For the sake of avoiding clutter, we suppose without loss of generality that $x \to a^+$ and establish the notation that a "neighbourhood" refers to a deleted one-sided neighbourhood.
Pick $\epsilon>0$. By hypothesis, there exists a neighbourhood $U$ of $a$ such that $g'(x) \neq 0$ for every $x \in U$ and
$$L-\epsilon<\frac{f'(x)}{g'(x)}<L+\epsilon \tag{1}$$
for every $x \in U$. By the Cauchy mean value theorem, it follows that for every $\alpha, \beta \in U$ with $\beta>\alpha$,
$$L-\epsilon<\frac{f(\beta)-f(\alpha)}{g(\beta)-g(\alpha)}<L+\epsilon. \tag{2}$$
We divide the proof now in order to address our two main cases.
Case 1: $f,g \to 0$ as $x \to a^+$.
By letting $\alpha \to a$ in $(2)$, we have that
$$L-\epsilon \leq \frac{f(\beta)}{g(\beta)}\leq L+\epsilon.$$
Since this holds for every $\beta \in U$, we have the result in this case.

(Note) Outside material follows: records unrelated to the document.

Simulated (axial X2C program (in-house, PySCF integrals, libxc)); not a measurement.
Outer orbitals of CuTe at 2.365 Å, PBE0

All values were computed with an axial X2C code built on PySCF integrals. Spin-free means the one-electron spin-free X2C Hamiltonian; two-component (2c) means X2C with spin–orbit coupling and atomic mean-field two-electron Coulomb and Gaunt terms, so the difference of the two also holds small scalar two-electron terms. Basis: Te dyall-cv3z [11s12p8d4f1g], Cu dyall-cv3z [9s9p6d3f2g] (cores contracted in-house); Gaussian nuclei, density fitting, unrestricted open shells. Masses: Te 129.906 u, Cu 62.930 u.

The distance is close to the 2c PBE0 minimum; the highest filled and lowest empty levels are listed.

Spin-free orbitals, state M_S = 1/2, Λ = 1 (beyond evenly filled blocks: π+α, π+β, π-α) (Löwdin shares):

OBS: Note that $g(\beta)\neq 0$ due to the mean value theorem applied to $g$ extended continuously to $a$. In fact, one could also apply the Cauchy mean value theorem to the extensions of $f$ and $g$ in order to prove this case by considering $\frac{f(\beta)-f(0)}{g(\beta)-g(0)}$ directly. Of course, this would not work in the case where $f,g \to +\infty$.
Case 2: $f,g \to +\infty$ as $x \to a^+$.
We can rewrite $(2)$ as
$$L-\epsilon<\frac{f(\beta)}{g(\beta)-g(\alpha)} + \frac{g(\alpha)}{g(\alpha)-g(\beta)} \cdot\frac{f(\alpha)}{g(\alpha)}<L+\epsilon.$$
Taking the $\limsup$ and $\liminf$ as $\alpha \to a$ together with the fact that $g \to +\infty$ yields
$$L-\epsilon \leq \liminf_{\alpha \to a}\frac{f(\alpha)}{g(\alpha)} \leq \limsup_{\alpha \to a}\frac{f(\alpha)}{g(\alpha)} \leq L+\epsilon.$$
Since this holds for every $\epsilon>0$, we have that $\liminf_{\alpha \to a}\frac{f(\alpha)}{g(\alpha)} = \limsup_{\alpha \to a}\frac{f(\alpha)}{g(\alpha)}=L$ and the result follows.
Some observations:
- It should also be clear that if $L = +\infty$ (resp. $-\infty$), then these proofs can be easily adapted by changing "pick $\epsilon>0$" to "pick $K \in \mathbb{R}$" and changing inequality $(1)$ to $\frac{f'(x)}{g'(x)} >K$ (resp. $\frac{f'(x)}{g'(x)} < K$), while also making the obvious following changes.
- As a mild curiosity (which is not so deep after some inspection), note that in the case of $f,g \to +\infty$, the assumption that $f \to +\infty$ is actually not necessary. It suffices to assume that $g \to +\infty$. But stating the theorem without assuming $f \to +\infty$ may be confusing to students that see this much more frequently in the context of the so-called "indeterminate forms".
The passage involving the $\limsup$ and $\liminf$ may be somewhat obscure. First of all, we are adopting the following definitions:
$$\limsup_{x \to a} = \inf_{\substack{\text{$U$ del.} \\ \text{nbhd. of $x$}}} \sup_{x \in U} f(x), \quad \liminf_{x \to a} = \sup_{\substack{\text{$U$ del.} \\ \text{nbhd. of $x$}}} \inf_{x \in U} f(x).$$
We could also solve that part sequentially by taking $x_n \to a$ and using the $\limsup$ and $\liminf$ of sequences, establishing that the limit is the same for every sequence $x_n \to a$. It is a matter of preference.
Then, we are using are the following facts:
1) If $\lim_{x \to a} h(x) = M$, then
$$\limsup (h(x)+j(x)) = M +\limsup j(x) $$
and
$$\liminf (h(x)+j(x)) = M +\liminf j(x) .$$
2) If $\lim_{x \to a} h(x) = c >0$, then
$$\limsup (h(x) j(x)) = c \cdot\limsup j(x)$$
and
$$\liminf (h(x) j(x)) = c \cdot\liminf j(x).$$
3) If $h(x) \leq j(x)$, then
$$\limsup h(x) \leq \limsup j(x) $$
and
$$\liminf h(x) \leq \liminf j(x) .$$
4) $\liminf h(x) \leq \limsup h(x)$ and, if both coincide, then $\lim h(x)$ exists and is equal to both.